He left her and he pushed her too far, pushed not only their relationship to breaking point but her. She has every right to be furious with him and distrust him and yell at him to get gone. The Doctor removed himself from the responsibility by claiming that it had nothing to do with him, and then left it in her hands, for better or for worse — but Earth has always been the Doctor’s second home, and she reminds him of that. They have harboured him when he was exiled, humans have saved him time and time again. I suppose if Clara had let the bombs detonate, he’d have had the gall to be disappointed in her. What Danny said about that CO of his also echoed what Rory told the Eleventh Doctor in The Vampires of Venice: he has no idea how dangerous he makes people to himself when he’s around. He lets people be the best they can be — but he also puts them into unthinkable situations. And as wonderful he is, there is such a thing as too far. Whether she forgives him or not is up to her. This Doctor, in his dismissiveness of human feelings, is a lot closer to One, Four and Seven than any Doctor since. He’s not just rude and not ginger. He’s no-one’s friend.
It’s the first time since Martha that a companion has actively told him to shove off, and the first time in new Who that it’s happened with such finality. And that’s a good thing, I think. We don’t have to forgive him everything. Danny’s advice is great, however, too.
“You’re never finished with anyone while they can still make you angry.”
It’s fantastic because a) he didn’t tell her ‘I told you so,’ b) he didn’t pass any sort of judgement, c) he didn’t make it about himself or factor in any desire he might possibly have to keep her on Earth with him. He just told her to let herself calm down, sleep on it. He knows how important the Doctor is to her, how difficult it is to change your own life like that, and he wants her to make a decision that really is right for her, not one born of anger and upset, because those are never the good ones.
The countdown as a plot device vs. meeting expectations
The “we’ve got 45 minutes” premise falls a bit flat because narrative time doesn’t, in fact, equal narrated time here, because the clock counts down in the last act and we see time passing as they wait for Earth to make its decision, in total narrated time clocks at about two hours. So it’s not just 42 on the moon, but it does sabotage itself a bit with that, choosing Clara’s broadcast as the pre-credits sequence. That might just be nitpicking, but it alters the expectations that the narrative has to meet dramatically, and the way any such narrative would work. The fact that it’s not just 45 minutes narrated time does afford the dialogue to go slower and the characters to linger.
The premise for getting the teenager on board (teenagers on the TARDIS — I don’t have a good track record with this, remember?) is more than flimsy. The Doctor was rude, so we have to chuck her in — only for him, in the end, to reassert his opinion that she’s not really special at all?
Next on Doctor Who: The Mummy on the Orient Express.

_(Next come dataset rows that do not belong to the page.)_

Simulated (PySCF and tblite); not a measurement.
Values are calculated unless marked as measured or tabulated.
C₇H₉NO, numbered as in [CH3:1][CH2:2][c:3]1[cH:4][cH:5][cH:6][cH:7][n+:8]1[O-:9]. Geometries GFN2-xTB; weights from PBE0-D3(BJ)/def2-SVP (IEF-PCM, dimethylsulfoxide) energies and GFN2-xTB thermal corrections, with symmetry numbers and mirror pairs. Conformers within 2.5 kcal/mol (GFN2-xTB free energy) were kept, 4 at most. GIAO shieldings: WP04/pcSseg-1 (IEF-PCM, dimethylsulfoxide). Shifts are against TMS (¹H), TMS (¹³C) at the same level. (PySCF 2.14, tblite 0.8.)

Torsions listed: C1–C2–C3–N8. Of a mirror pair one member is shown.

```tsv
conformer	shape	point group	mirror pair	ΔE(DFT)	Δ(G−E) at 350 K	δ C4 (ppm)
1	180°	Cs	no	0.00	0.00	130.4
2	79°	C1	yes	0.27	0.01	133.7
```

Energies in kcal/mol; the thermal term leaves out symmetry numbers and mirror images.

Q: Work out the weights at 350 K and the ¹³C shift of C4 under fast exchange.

I agree that the ending is a little too convenient, but I still loved this episode. I totally get that some people found the situation a little contrived – but then you can level that accusation at pretty much every episode of any TV drama. What this was, though, was a flight of fancy and fantasy that worked for me as an adult viewer and would have been thrilling for kids too. ‘Disruptive influence’ Courtney not special? Find a way to inspire her and she can become president of the United States. It’s an invitation for children to dream, and a challenge for teachers and parents to encourage them to do so.